National fleets will now receive lower catch allowances for bluefin tuna in Mediterranean and eastern Atlantic waters, the first stage of a global deal that aims to conserve the species over the next 15 years, officials said.
The countries that will be hardest hit are Spain, Italy and France. Portugal and Malta will get smaller catch allowances for the rest of 2007, as do Cyprus and Greece.
Demand for bluefin tuna is high since it is especially popular in sushi and sashimi dishes. Unlike most tunas, bluefin grow slowly and mature late, making them more vulnerable to intensive trawling. In Japan, they can command prices of up to US$100,000 due to their appeal as a raw delicacy.
Last November, the International Commission for the Conservation of Atlantic Tunas (ICCAT) - the global body that oversees the rules for tuna fishing - reduced the quota for the amount of tuna that can be landed, but to nowhere near the levels recommended by the body's own scientists.
The ICCAT deal reduces the annual bluefin fishing quota gradually to 25,500 tonnes in 2010 from the current 32,000 tonnes. ICCAT scientists had called for a cut to 15,000 tonnes.
For 2007, EU fleets will share a quota of some 16,780 tonnes in the Mediterranean within the overall ICCAT quota of 29,500 tonnes. Other countries that trawl these waters for bluefin tuna include Algeria, Libya, Morocco, Tunisia and Japan.
"All we're doing is putting into Community legislation what was agreed at ICCAT," one EU diplomat said.
But the Commission's proposal had run into difficulties for several months with countries like France and Italy, he said, since they were unhappy with the terms of the ICCAT agreement and were keen to delay altering EU rules to accommodate it.

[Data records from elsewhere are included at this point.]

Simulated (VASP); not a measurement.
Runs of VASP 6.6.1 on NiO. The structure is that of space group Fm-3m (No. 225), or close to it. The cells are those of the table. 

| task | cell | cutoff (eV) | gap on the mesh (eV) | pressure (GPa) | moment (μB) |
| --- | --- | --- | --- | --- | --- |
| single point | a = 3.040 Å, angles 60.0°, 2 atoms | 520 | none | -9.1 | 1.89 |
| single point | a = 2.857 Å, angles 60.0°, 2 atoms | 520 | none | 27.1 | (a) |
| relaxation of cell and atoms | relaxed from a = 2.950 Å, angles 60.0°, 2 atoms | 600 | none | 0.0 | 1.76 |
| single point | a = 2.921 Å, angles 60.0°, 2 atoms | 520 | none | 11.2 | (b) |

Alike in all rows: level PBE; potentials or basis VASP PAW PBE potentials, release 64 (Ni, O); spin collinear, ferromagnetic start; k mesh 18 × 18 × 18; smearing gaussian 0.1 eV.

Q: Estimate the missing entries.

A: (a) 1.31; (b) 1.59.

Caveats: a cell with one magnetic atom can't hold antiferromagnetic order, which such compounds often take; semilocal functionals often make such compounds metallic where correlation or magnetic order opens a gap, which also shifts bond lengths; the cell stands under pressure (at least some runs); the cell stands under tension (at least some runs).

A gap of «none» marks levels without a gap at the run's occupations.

The EU will also raise the minimum landing size from 10 kg to 30 kg for bluefin tuna to help curb catches of juvenile or immature fish. There will also be major extensions in closed fishing seasons for all types of vessels, officials said.
Experts say wide-scale illegal fishing takes the total of bluefin tuna actually caught in the Mediterranean to 50,000 tonnes, far above the amount seen as sustainable by scientists.